|This article is of interest to the following WikiProjects:|
This article uses the notation KL(p, q) and also DKL(p || m) when talking about Kullback-Leibler divergence. Are these notations two ways of expressing the same idea? If so, the article may want to indicate this equivalence.
The log-likelihood of the training data for a multinomial model is the same as the cross-entropy of the data. (Elements of Statistical Learning, page 32)
L(theta) = sum (all classes k) I(G=k) log Pr(G=k | X = x)
I guess "I(G=k)" is p and Pr(G=k | X=x) is q here.
Could somebody in the know please add this? Thanks!
WikiProject class rating
This article was automatically assessed because at least one WikiProject had rated the article as stub, and the rating on other projects was brought up to Stub class. BetacommandBot 09:46, 10 November 2007 (UTC)
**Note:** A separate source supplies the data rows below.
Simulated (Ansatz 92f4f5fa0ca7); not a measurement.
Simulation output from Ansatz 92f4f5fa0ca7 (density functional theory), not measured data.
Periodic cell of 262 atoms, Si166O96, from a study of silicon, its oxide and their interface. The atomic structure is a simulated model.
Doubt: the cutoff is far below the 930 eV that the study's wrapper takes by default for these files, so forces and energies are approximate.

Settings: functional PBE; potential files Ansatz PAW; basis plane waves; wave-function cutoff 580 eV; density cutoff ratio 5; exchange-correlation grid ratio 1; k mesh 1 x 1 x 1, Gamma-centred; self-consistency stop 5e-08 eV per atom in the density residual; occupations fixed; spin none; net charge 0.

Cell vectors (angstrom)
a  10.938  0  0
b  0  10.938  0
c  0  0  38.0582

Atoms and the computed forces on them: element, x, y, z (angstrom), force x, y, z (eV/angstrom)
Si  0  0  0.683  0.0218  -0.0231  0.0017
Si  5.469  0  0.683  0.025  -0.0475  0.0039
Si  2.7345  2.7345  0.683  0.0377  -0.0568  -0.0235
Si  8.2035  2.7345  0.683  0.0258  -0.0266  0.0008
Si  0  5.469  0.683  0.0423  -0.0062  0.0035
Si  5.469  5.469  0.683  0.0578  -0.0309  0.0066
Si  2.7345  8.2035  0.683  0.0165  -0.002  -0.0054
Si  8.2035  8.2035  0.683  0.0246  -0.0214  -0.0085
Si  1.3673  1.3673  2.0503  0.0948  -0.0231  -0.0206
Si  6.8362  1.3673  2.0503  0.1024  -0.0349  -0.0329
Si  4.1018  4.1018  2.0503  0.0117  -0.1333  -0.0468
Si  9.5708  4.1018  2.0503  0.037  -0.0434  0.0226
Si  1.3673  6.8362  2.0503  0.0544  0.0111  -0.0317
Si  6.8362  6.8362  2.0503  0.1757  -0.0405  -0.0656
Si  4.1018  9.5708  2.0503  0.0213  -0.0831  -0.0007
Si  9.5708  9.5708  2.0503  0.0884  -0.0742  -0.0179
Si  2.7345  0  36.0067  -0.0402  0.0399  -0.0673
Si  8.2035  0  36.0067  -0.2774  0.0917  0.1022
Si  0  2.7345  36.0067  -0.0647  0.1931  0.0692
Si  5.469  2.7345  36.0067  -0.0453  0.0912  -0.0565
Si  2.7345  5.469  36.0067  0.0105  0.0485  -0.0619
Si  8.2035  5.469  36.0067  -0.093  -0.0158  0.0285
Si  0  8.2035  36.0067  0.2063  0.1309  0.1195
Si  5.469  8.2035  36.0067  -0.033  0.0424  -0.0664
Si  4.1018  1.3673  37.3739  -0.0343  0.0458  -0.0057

To improve clarity, this stub should be merged into the "Kullback–Leibler divergence" article. "Cross entropy" and "relative entropy" refer to the same quantity in the literature, at least up to a sign convention. DRB (talk) 00:39, 15 January 2010 (UTC)
- Hmmm... fair idea but not a cut-and-dry case. maybe put a merge tag on it, at least. Kevin Baastalk 14:07, 15 January 2010 (UTC)